Paul Revere

Happy Patriot’s Day! Letters Blogatory wishes all of the runners in today’s marathon good luck.

The case of the day is In re Estate of Sucich (N.Y. Surr. Ct. 2015). Diana Sucich named her nephew, Nicholas Sucich, in her will, and he was therefore entitled to receive service of a citation in the probate case. However, according to the application of the nominated executor, Wolfson, Nicholas was “alleged to be a fugitive from justice and is believed to have resided in Mexico, under an assumed alias [“Nicolas Francisco”], for the past twenty years.” His sister, another named distributee under the will, had email addresses for him that appeared to work. Wolfson sought leave to serve the citation on Nicholas by email.

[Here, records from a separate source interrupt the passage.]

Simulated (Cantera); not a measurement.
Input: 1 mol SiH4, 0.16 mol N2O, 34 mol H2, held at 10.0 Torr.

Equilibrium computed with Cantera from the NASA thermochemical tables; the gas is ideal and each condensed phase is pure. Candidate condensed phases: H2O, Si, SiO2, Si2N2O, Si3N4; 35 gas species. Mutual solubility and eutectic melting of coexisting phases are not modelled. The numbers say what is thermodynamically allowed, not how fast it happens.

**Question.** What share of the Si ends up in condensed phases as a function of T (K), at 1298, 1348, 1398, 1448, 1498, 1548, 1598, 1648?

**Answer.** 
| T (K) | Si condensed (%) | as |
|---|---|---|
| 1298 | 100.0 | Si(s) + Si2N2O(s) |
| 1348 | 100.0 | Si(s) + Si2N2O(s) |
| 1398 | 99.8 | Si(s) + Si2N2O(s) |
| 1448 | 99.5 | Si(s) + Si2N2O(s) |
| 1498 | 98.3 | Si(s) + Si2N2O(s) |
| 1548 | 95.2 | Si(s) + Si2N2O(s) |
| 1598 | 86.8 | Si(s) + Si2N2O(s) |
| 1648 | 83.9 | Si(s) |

The court granted the motion. The judge correctly held that the Hague Service Convention did not forbid service by email in this circumstance. His language, though, has the potential to mislead. The Convention doesn’t forbid service by email in this case because the defendant’s address was unknown, and under Article 1, in such circumstances the Convention simply doesn’t apply. The judge wrote that “service by email … is not prohibited under either state or fedreal law, or the Hague Convention, given appropriate circumstances.” True enough, but as long-time readers know, when the Convention does apply, it does not permit service by email, particularly in a state such as Mexico that has objected to service under Article 10.